Saturday, January 9, 2010

All You Need is Love!

I'm sitting here at my computer getting ready for a post-holiday celebration with my husband and children, and my siblings and their spouses and extended families. I am reminded that the love and support of your family and friends is key to making any successful transition in your life or career.

Any change is difficult and we often get in our own way with the "Yeah, buts" in our heads that tell us we can't. The devil we know is better than the devil we don't know. These doubts, my friends, begin as pebbles along our paths and, if we allow them, they can grow to be boulders. If you find a boulder in your road and you can't go around it and you can't go over it and you can't go through it ... maybe you need a little help to push it out of your path so you can move forward.

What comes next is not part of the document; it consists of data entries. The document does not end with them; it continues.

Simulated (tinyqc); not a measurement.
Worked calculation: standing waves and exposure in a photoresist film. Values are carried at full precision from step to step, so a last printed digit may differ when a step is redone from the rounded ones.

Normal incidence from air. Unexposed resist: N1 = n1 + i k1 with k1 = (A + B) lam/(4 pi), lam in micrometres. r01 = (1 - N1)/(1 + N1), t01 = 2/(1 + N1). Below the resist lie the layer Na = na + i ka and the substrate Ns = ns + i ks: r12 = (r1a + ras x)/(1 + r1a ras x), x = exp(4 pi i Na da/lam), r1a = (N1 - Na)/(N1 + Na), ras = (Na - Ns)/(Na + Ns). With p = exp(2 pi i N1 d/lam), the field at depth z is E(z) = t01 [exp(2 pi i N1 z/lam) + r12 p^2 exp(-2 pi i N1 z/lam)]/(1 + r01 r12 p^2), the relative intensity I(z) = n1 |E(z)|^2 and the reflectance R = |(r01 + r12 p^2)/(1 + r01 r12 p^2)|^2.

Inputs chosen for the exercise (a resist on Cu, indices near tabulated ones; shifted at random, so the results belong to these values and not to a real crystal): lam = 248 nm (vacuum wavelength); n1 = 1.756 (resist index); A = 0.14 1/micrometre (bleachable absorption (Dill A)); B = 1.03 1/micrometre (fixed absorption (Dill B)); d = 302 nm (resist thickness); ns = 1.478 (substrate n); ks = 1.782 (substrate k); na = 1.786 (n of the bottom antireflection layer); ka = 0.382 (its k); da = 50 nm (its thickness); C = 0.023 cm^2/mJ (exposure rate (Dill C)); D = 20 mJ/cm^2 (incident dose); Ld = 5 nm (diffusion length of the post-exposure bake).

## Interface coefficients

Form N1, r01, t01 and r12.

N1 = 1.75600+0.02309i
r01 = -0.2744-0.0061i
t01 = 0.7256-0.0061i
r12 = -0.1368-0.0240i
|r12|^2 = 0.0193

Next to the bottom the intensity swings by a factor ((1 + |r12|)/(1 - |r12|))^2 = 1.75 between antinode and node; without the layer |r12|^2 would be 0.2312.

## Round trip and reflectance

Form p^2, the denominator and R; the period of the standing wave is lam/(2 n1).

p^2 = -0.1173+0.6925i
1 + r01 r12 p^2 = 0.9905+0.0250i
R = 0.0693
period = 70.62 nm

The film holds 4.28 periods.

For some people who are lucky enough to live with a great support system, this may seem to be an easy task. Others may have "Yeah, buts" coming at them from all directions. I'm sure you've met them ... they're the people who say you couldn't POSSIBLY BE SERIOUS about "THROWING AWAY all those years of experience" ... how COULD you WALK AWAY from doing something you're good at for which you've been well paid and go in an entirely different direction ... you're TOO OLD to play around with a new career ... is this your MID-LIFE CRISIS? I know you've all encountered those voices whether they're internal, external or a little of both.

If you don't have a good support system ... at least one solid as a rock person who believes in you ... you are likely to get close enough to touch that monumental boulder and say "what's the use -- there's no way I can do this. What ever made me think I could make a change". I can't tell you the number of people I've spoken with who tell me "I got right up to the edge of that cliff multiple times, and I was just too afraid to take the step into the unknown. So I went back to what I know ... but I still feel that something is missing." Does this sound like the dialogue with your inner voice?


Getting Your Bearings ...

Change is not easy and when you choose a path of change there is a certain amount of risk associated with it. Let's face it, there's a comfort in the status quo. It is certainly true that if you don't try you can't fail, but you'll never experience the sweet smell of success either. And down the road you may find yourself asking "what if".

If the change you've been pondering has left you unsure and exhausted ... if you find the fear of the unknown paralyzing ... there's that boulder! It's a rare person that doesn't struggle with these issues. The difference between those who take on the challenge and those who are overwhelmed by the boulder or the cliff ahead is plain and simple ... SUPPORT ... an extra pair of hands to help you push the boulder or who will hold your hand so the cliff doesn't look so terrifying.

When you have the backing of someone you trust ... someone who doesn't tell you what to do but lets you think it through and helps you weigh the possibilities ... someone who will be honest with you even if they think you won't be happy to hear his/her thoughts, suddenly you'll be able to see the boulder for the pebble it really is! If you don't have that support, you need to find it ... a family member, a good friend, a mentor, a coach or a counselor.

May all of your boulders become pebbles!